It's time to bring the old girl back. Here comes the truth:
Context: "Society of the Spectacle" and "Comments on Society of the Spectacle" by Guy DeBord.
I. The Spectacle is the thinking we would do, if we were able. The way we accept information is if we believe that, given the right starting point, we would have concluded the same information. In a way, this already speaks to the division of labor, as people simply forget about certain aspects of our society (like the garbage) even as they play their role in it. The Spectacle gives us information we are afraid of missing, because we are afraid of falling behind its ever advancing flow. In this way, the dialectic thinker is turned against himself: he is always searching for new antitheses to his perspective, so that he may continue to evolve as a thinker. However, due to the monopoly of information the Spectacle possesses, he is unable to compare his thoughts to any information that is not spread through commercialized media, necessarily limiting his perspective. The fact that it becomes an economic imperative to process and understand certain information speaks to modern societies total domination over dialectic thinkers in particular and thought in general.

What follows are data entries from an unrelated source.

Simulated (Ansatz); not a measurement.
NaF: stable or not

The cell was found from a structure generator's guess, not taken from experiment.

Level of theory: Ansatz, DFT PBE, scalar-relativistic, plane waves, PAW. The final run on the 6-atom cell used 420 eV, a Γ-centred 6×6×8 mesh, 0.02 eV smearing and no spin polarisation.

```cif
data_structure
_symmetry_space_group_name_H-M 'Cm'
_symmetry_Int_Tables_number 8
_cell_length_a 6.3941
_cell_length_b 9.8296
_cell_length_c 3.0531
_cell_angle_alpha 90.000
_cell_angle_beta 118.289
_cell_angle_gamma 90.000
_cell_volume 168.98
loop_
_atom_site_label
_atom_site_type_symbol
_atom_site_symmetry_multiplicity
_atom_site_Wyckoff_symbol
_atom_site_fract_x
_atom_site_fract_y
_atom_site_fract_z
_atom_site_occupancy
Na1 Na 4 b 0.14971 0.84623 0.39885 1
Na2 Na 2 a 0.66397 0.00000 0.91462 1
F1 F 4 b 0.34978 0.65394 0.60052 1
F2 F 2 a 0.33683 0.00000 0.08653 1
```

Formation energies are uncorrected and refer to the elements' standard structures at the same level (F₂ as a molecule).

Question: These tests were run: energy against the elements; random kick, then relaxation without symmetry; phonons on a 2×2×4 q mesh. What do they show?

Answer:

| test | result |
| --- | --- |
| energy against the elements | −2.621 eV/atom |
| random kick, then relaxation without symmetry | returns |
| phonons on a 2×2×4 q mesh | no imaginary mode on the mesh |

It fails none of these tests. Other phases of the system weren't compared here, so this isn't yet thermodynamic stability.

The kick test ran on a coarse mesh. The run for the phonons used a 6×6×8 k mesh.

II. Our perception of the world is the shadow of our ideology. When you look at the sun, its image is burned into your retina. Or something. Regardless, when you look away, you see the inverse of the sun's light: it is blue, and is laid over whatever else you are looking at. The Spectacle is the radiant sun of ideology, which we cannot behold in its entirety because it is so overwhelming, and that even in short exposures leads to similar imprinting of its visage in our modes of perception. In this way, the real world seems to us to be in that blue shadow of materialized ideology. Instead of modeling our brains on our perceptions of the outside world, we are modeling the world based on the construction of our brains, as necessitated by the economy. This is the principle cause of the commodification of the world and the worldification of the commodity.